Things aren’t people. I know that. But each item in our incredible mess represents a moment of remembering. We aren’t people who surrounded ourselves with lovely, tasteful items—collectibles and other valuables. (In a way, I envy the people who did, because it’s easy to let money flow away—as we have all seen!) Our treasures are treasures of the heart: the tablecloth my grandmother crocheted, the painting my mom made, the fragile table my husband’s family brought from Sweden. Each item is beloved…and takes up space in our shrinking lives.
Yes, as we age, our physical lives shrink as we do. Many seniors move from house to apartment to a room in nursing care, losing space along with raw energy. We can’t carry with us the flotilla of stuff that marked moments in the past. Eventually, we’ll leave behind all that was material. Some things our descendants will claim, adding them to their expanding universe of hard memories. Are we doing them a favor or extending a curse?

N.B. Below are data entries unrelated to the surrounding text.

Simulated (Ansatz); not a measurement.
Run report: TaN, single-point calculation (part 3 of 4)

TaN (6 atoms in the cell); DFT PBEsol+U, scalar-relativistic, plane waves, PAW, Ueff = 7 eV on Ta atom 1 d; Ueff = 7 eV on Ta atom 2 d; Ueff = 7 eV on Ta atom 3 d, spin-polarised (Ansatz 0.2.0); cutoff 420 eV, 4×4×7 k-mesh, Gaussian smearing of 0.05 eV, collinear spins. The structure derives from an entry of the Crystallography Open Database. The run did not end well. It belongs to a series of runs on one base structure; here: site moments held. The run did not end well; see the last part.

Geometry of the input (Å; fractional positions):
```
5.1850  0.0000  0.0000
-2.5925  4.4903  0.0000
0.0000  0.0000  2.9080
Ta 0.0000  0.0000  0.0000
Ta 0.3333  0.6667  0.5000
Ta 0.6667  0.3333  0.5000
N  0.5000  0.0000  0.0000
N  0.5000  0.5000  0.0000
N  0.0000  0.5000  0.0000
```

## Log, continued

I have an uneasy relationship with the past—not because mine was dark and damaging. Quite the opposite. The light of my memory eliminates the shadowy spots in my happy life. The aspect of the future looks grim in comparison. The beautiful loving world I hoped I was helping to create over the years appears more and more distant. The human road is never straight. What if my life is never as good again as it was when those items came into it? What if I’m giving up the threads of former happiness that could comfort me in darker times? I’m afraid of regret.
Secondly, I’m afraid of being a fool. I remember the garage sale we held to hurriedly sell off my mother-in-law’s household to pay for her nursing care. Certain buyers rushed in, pushing us to go ever lower with our prices on antiques about which we knew nothing…and then laughed outright when we relented. They were thrilled they had conned us. The fact that they were cheating a very ill old woman didn’t bother them in the least.
I think of an elderly neighbor who advised me to travel as much as I can, because memories are finally the best of what you have at the end of living. She had many magnificent treasures in her apartment—that were sold at auction by the state when she died without heirs. She was right. Life is an experience, not a yard sale. I need to sell off this stuff so my husband and I can decorate our final chapters with as much joy as possible.